Build a war game simulation to test?
Problems:
* How are audiences defined? Just a given unique set of users? Which then makes inheriting reputation easy between audiences - if the overlap is significant, the chances are the reputation rules are the same.
* But is it possible to have the same set of users in two different rooms have different rules for reputation? Probably yes, as the potential audience may include future invitees or indeed the general public, so history visibility rules should probably also contribute to this. But given privacy rules can change over time, each room should effectively define its own audience. So in the end, an audience === a room.
* Create a large network of fake users, and go and have them all vote up each other's score for a given audience.
* This can be solved if the root inviter is penalised, which then destroys all the reputation they conveyed to their graph.
Could Reputation == Power Level (!?!?!)
Inheritence semantics for reputation between different audiences is hard.
* You should base the reputation of a stranger on their reputation in other communities that you or your communities have some overlap with.
* Do you consider 2nd hand reputation data at all from private rooms? Or do you look only at the public reputation data?
How do you do these calculations in a byzantine world?
How do you do these calculations whilst preserving privacy?
* Only consider reputation data from rooms you are actually in?
* Store reputation data in room state?
* Have a function (HS? client? AS? spider?) that aggregates reputation data (and proves that the aggregation is accurate, almost like blockchain mining?)?
* Or have a separate reputation global db seperate from room state that people contribute metrics into (which gathers the aggregate data into a single place, and makes it easier to query reputation data for strangers)
How do you avoid backstabbing? (People maliciously ganging up on someone to downvote them)?
How do you avoid a voting war? (Community fragments; different factions turn up and try to downvote the other)?
* This is effectively two different audiences emerging in a single room.
* Perhaps this means we should model audiences separately from rooms.
* Perhaps audiences are literally ACL groups? And eventually, one might change the ACLs of a room to eject one of the groups?
* Or do you just synthesise audiences based on cliques of people who support each other? The act of upvoting someone is effectively aligning yourself as being part of the same audience?
So:
* Gather all public upvote/downvotes/invites/blocks in a global DB.
* Partition this into audiences based on who votes on who. Stuff which is read and not complained about could provide a small implicit approval? Although this makes it easy to flood content to boost your reputation, so bad idea.
* Partitioning algorithm could be quite subtle.

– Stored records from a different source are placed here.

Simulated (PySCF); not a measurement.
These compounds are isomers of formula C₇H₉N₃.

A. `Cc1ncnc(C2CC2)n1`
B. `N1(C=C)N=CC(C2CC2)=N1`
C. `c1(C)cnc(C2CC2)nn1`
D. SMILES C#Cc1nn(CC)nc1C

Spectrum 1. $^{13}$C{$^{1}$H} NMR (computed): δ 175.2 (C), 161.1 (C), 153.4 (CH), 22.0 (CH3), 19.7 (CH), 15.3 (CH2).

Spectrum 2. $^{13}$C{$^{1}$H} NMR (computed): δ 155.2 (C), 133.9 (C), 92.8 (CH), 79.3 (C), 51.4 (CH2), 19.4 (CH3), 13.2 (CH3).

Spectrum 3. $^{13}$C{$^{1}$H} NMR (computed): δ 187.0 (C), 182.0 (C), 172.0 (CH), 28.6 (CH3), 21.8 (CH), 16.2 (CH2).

* You could end up with lots of small audiences (including invalid ones), and it's fairly unclear how they get aggregated into a single view. How should you treat a stranger who you have no audience-overlap with at all? Treat them as effectively having zero reputation from your perspective?
Problem:
* If the douchebag who invites spammers never says anything, how do you go vote on their reputation? Should there be some kind of back-propagation? Or is there explicitly a "this person invited a douchebag" downvote? Or hang on - how can they ever get reputation in the first place to invite their sockpuppets if they don't say anything (beyond the initial invite)?
* What if users simply don't talk in public? Is it right that we prevent them issuing invites just because they stick to private rooms? What about inviting people into those private rooms? I guess the point is that if these are public invites, then they need to have some kind of public reputation, or rely on out-of-band private invitation to establish trust?
* Are we rewarding people who don't change their habits? There's no time component considered here, and we punish people's entire history of invites and rep if they misbehave. The only way to escape is to create a new identity atm. Is this a feature or a bug?
* How does this handle people's accounts getting 0wn3d and doing things which wipe out their reputation? => This is always a risk; ignore it.
* Do you need a particular level of reputation to be able to vote on people?
Summary?
* Partition the global population into multiple overlapping clusters called 'audiences' based on mutual(?) upvote/downvote relationships in public rooms.
* Clusters of the same people but in different rooms could be modelled as separate (but overlapping) clusters.
* Each audience builds up a reputation score for the global population, blending in damped scores from overlapping audiences.
* Anyone can upvote/downvote, but the votes will not contribute to your personal opinion unless the voter overlaps with your audience's scoresheet.
* A room could adopt a given audience (that of the moderators'?) for considering the reputation of who can join, invite people, etc.
* A user uses their own 'audience of one' scoresheet to put a threshold on filtering out contact from other users (invites, messages, etc).
* Their personal scoresheet is presumably a blend of all the audiences they are already in.
* The act of inviting someone gives them some reputation, within your audiences, proportional to your own. Similarly blocking reduces reputation.
* If you are downvoted, it retrospectively reduces the weight of all of your upvote/downvotes (at least for audiences that the downvoter's opinion contributes to). Similarly for upvoting.
* This penalisation process is transitive.
Do we even need the penalisation stuff if audience partitioning works?